Skip to content

feat(instrument): Typed Pydantic events — autogen + crewai + smolagents (3 adapters / ~23 sites)#138

Closed
mmercuri wants to merge 1 commit into
feat/instrument-typed-events-foundationfrom
feat/instrument-typed-events-small-adapters
Closed

feat(instrument): Typed Pydantic events — autogen + crewai + smolagents (3 adapters / ~23 sites)#138
mmercuri wants to merge 1 commit into
feat/instrument-typed-events-foundationfrom
feat/instrument-typed-events-small-adapters

Conversation

@mmercuri

Copy link
Copy Markdown
Contributor

Summary

Bundle 1 of 5 follow-up migrations to PR #129 (typed Pydantic event foundation + agno reference). This PR walks every emit_dict_event() site in the lifecycle.py modules of 3 small framework adapters (~23 sites total) and replaces each call with the typed emit_event() path, using canonical Pydantic payloads from layerlens.instrument._compat.events.
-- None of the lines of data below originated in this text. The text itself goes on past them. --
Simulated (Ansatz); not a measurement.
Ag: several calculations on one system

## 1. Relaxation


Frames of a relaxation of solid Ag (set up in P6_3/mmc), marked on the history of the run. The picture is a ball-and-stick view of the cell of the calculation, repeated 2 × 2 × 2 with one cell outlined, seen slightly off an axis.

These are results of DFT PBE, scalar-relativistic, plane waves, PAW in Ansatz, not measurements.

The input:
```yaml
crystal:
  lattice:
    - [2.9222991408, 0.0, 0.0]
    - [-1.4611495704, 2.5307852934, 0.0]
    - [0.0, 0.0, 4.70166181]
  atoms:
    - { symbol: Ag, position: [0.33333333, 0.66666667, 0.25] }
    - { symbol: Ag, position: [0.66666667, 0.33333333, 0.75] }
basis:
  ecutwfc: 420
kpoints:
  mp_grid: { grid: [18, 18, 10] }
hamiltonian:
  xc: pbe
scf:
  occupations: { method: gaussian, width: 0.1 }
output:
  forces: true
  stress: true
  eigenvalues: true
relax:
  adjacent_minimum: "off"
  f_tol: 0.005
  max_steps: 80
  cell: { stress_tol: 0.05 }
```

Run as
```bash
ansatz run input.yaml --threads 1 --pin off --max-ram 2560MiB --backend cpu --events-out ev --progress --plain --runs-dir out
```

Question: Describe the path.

Adapter lifecycle.py sites After
autogen 8 0
crewai 8 0
smolagents 7 0
Total 23 0

All 3 adapters set ALLOW_UNREGISTERED_EVENTS: bool = False — they target the canonical 13-event taxonomy exclusively (per-adapter extra=\"allow\" decision documented per docs/adapters/typed-events.md).

Per-adapter migration

autogen/lifecycle.py (8 → 0)

Old emission New typed emission
agent.handoff (on_send) AgentHandoffEvent (sha256: hash from message preview)
agent.state.change (on_receive — no real hashes) AgentInputEvent (role=AGENT, event_subtype=message_received on metadata)
model.invoke (on_generate_reply) ModelInvokeEvent (provider auto-detected from model identifier)
tool.call + tool.environment (on_execute_code) ToolCallEvent (name=code_execution, integration=SCRIPT) + ToolEnvironmentEvent
agent.input + agent.output (conversation start/end) AgentInputEvent + AgentOutputEvent
environment.config EnvironmentConfigEvent (env_type=simulated)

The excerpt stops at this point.